Features | Retconning

X :: Prog II (R.I.O. and Avant-Prog)

By Mark Abraham | 3 September 2007

The term “rock in opposition” (R.I.O.) was coined in the late seventies. It was the name of a festival held by the band Henry Cow (at that point pretty much on its last legs as Fred Frith, Chris Cutler, and Slapp Happy import Dagmar Krause were about to commit to Art Bears exclusively; also, on a tangent, love that Krause is the first fully accredited band member/artist to make a repeat appearance in this column) in 1978 in London that featured several avant-rock bands who believed the record industry was too interested in profit and not enough interested in fostering musical community and political consciousness. Of course, this wasn’t exactly a new complaint from those on the fringe of progressive rock.

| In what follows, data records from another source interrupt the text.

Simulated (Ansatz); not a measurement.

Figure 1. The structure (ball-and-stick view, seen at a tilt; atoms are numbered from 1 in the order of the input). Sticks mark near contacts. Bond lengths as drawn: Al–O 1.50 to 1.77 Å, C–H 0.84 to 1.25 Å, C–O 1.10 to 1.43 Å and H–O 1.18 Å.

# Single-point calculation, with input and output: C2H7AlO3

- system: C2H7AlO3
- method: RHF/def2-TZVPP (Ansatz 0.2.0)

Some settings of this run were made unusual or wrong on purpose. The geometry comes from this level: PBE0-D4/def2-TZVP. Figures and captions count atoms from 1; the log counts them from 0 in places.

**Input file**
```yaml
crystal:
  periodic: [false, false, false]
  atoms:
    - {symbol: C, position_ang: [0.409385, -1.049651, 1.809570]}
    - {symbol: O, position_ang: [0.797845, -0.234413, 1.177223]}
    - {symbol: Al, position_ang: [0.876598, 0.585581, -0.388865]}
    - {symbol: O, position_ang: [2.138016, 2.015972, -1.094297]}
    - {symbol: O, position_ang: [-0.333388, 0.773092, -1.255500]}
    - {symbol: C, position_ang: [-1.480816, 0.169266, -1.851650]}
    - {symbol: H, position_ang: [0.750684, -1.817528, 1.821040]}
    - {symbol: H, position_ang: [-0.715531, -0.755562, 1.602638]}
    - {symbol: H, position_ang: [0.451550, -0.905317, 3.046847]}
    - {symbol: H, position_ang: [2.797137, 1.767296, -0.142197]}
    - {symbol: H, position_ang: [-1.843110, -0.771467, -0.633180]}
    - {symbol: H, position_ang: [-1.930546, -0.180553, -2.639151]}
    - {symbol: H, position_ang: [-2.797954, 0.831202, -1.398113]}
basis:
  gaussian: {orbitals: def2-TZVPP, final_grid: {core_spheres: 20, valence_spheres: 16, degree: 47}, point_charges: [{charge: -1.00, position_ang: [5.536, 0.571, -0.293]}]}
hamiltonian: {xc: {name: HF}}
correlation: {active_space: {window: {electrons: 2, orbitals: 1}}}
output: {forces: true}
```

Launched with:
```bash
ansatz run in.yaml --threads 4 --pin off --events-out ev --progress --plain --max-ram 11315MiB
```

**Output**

As I mentioned the last time we visited prog, my first real experience with R.I.O. (or the less specific “avant-rock” or “avant-prog”) was the Mothers of Invention album Ahead of Their Time (a 1993 issue of a 1968 concert, also in London). A young music fan in grade ten, having no preconceptions of what I was going to hear, I was pretty surprised by what I did: half-jazz, half-rock instrumentals defined by weird horn work and odd time signatures (at that point, I think “I Guess That’s Why They Call It the Blues,” “Money,” and all those Led Zeppelin songs that Bonham refused to not play 4/4 during were likely the weirdest signatures I was used to), bizarre humor that I sort of got the politics to, all intercut with serial-based chamber music and a developing narrative about the band breaking up. It was a weird way to get into the band; the album’s a bit sloppy, and the release was more for historical purposes than anything else, but I quickly worked on getting all the early Mothers albums. Zappa’s composition and wild production provide a natural point of inception for the genre. His equal love of Edgar Varese, Eric Dolphy, and Johnny “Guitar” Watson define the basic template for R.I.O.: taking free and atonal jazz and classical serialism as inspiration to mix the avant-garde (with varying degrees of seams) into rock music. His band, which couldn’t always perform the music he composed, forced him to use tape manipulation and other studio tricks to achieve the results he wanted.

Later variations tend to place less and less emphasis on the “rock” part of the whole equation. But even if results vary, the clear link between the avant-garde and R.I.O. unites these artists against the more traditional classical tendencies (apeing Brahms instead of Stravinsky, I mean) of their more traditional colleagues in art rock and symphonic prog. Another important link was the emphasis most of these bands placed on technology and the studio. Maybe that’s another influence of Zappa, but especially as the genre mingled with no wave and post-punk in a post-This Heat world, some avant-prog artists became increasingly reliant on technology as well as chops.

This is my bread and butter in a lot of ways. Avant-prog tends to blur the lines of all the other best music I like; it’s “out” music in the best of senses, interested in the way sound can work, experimenting with those boundaries but never letting experimentation get in the way of song craft. If you can get onboard with the rhythmic foolery and the wild instrumentation you’ll find a world of wild music that almost never feels like it’s talking down to you (which is sometimes the case with bands like Yes and King Crimson); these bands don’t want you to be geeked at how brilliant they are so much as they want you to join in and get out with them. Which is why this music is far more nuanced, humorous, and political than art rock or symphonic prog. Like the work of the serialists and free jazz musicians it aspires to, the point is always about employing and parodying a whole range of artistic impulses to create a venue where political and personal impulses can be engaged with. There is (almost) always a message with avant-rock: be yourself in the face of a world of systemic oppression. It’s not always clean, there’s a lot to criticize in the way those politics are presented; however, the basic premise of post-war avant-garde is always present: drag the art out into the streets and make it mean something. Instead of trying to create evidence of the progress of culture, try to create a springboard from which culture can proceed.